August 15, 2022

HVAC project at Burlington High School seeks building committee | Burlington

4 min read

BURLINGTON – Burlington schools officials are continuing to pursue an initiative to replace the antiquated HVAC system at Burlington High School (BHS).

Fresh off being rejected by the Massachusetts School Building Authority (MSBA) regarding the district’s statement of interest bid to replace the failing BHS HVAC system and construct new science labs in the schools, officials are now looking to utilize a formal feasibility study in an effort to outline cost estimates of the project.

The HVAC system at BHS is over 47 years old and continues to have long-standing issues that the School Committee has tried to remedy through the MSBA funding system, but to no avail, thus far. School officials sent the project to the MSBA as its lone statement of interest submission nine straight years.

Though school official expressed disappointment in getting a rejection letter back from the MSBA for the ninth year in a row, they realized the fact that the renewal work at BHS still needs to be addressed.

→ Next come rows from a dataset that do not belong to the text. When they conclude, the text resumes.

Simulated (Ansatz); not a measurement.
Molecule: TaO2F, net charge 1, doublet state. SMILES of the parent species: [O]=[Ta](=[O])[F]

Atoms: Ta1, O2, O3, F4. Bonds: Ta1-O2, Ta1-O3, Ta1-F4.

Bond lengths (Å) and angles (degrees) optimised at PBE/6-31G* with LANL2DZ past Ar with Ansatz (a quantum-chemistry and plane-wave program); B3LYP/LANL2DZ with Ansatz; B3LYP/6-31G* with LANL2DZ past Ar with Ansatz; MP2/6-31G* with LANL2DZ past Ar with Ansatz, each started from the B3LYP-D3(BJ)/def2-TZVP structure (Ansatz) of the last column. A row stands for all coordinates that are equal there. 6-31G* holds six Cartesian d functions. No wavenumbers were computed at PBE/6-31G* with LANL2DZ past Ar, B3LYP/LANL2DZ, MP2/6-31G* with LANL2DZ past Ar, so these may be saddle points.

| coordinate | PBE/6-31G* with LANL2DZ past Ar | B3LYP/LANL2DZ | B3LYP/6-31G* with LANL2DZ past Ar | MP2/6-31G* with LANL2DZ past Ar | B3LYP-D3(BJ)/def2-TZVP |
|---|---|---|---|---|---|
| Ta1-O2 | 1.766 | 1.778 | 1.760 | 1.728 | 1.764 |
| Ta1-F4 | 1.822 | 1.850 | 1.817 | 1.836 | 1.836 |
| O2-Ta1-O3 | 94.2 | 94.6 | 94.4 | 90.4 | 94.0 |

The School Committee believes it’s time to thoroughly discuss this matter with the town’s financial team and Town Meeting. The multi-pronged project would have to be done in phases and financed incrementally over the next 10 to 20 years as part of the town’s bonding schedule.

As part of the project’s timeline, the school district has contracted an entity to conduct a feasibility study at BHS. A feasibility study consists of assessing the building by looking at the HVAC system and a few main areas which are determined and selected, plumbing, electrical, current fire protection, and the architectural and structural size of the building.

The specifics being investigated entail looking at the HVAC system, structural integrity of the building, and any codes that may be triggered due to work being done on the school.

The feasibility study is the key to reaching the point of figuring out exactly what needs to be fixed and upgraded, and how much it will cost.

A key component of this process is reaching trigger points. In the case of school renovations, construction trigger points are percentage benchmarks followed to help assess pricing and mandatory improvements to see that the project comes to fruition.

For example, the state guidelines for triggers denote if 30 percent of the assessed value or 30 percent of the square-feet of the property is “hit” during a renovation, then that will force the district to bring the building up to specific building codes.

A BHS Building Committee is on the table for approval by the School Committee, which will take place at its next meeting.

More than just the HVAC

Director of Operations for Burlington Public Schools, Robert Cunha, finally was able to disclose cost estimates as part of the information he received from the feasibility study up until this point.

During the School Committee meeting, Cunha acknowledged the numbers are going to be “much larger than what we anticipated,” adding, “these are estimates that were given to us and we need to continue to go through them with a fine-tooth comb.”

The figures Cunha referenced came from “estimators” who go out and find projects similar to the BHS one in question, looking at gas and construction material costs, which are all going up by the day.

“Take these numbers with a grain of salt, but there is some merit to them,” admitted Cunha.

The estimators declared the HVAC system renewal at BHS is coming in “close to $30 million” and there are options to make that cost higher or lower. This includes duct work, boiler systems, plumbing, and pumps. It was noted that five years ago, the cost was $16 million, so cost inflation is evident.

The worst part of the new pertained to the amount of triggers that were hit as the feasibility study moved along, resulting in the project totaling anywhere from $65 million to $80 million. The triggers included needed upgrades to the school’s sprinklers ($4 million), plumbing ($4.5 million) and three elevators ($2.5 million).

“When you look at a building that is over 50 years old, comparing safety codes for buildings from how they were then to now, that 30/30 rule for triggers plays a major factor,” reminded Cunha.

A new high school is likely to cost at least $300 million, but that is an unlikely option for Burlington, mainly because there isn’t space to build a new high school, in addition to the exorbitant costs.

The School Committee is frustrated with the empty journey experience courtesy of this much-needed project that continues to get neglected at the state level. School Supt. Dr. Eric Conti avowed he and Cunha will try to approach this as an “accelerated project” rather than a “full renovation” when submitting the statement of interest to the MSBA for a tenth time this year.

“We will go over the triggers and talk with the MSBA again,” confirmed Dr. Conti.

School Committee member Martha Simon reiterated the majority of the costs are meant to update BHS and bring it to code, specifically in compliance with ADA standards.

“It is important that the town brings this building into the 21st century and make accessible for all students and residents,” avowed Simon.

The full feasibility study report will be presented to the School Committee in the coming weeks.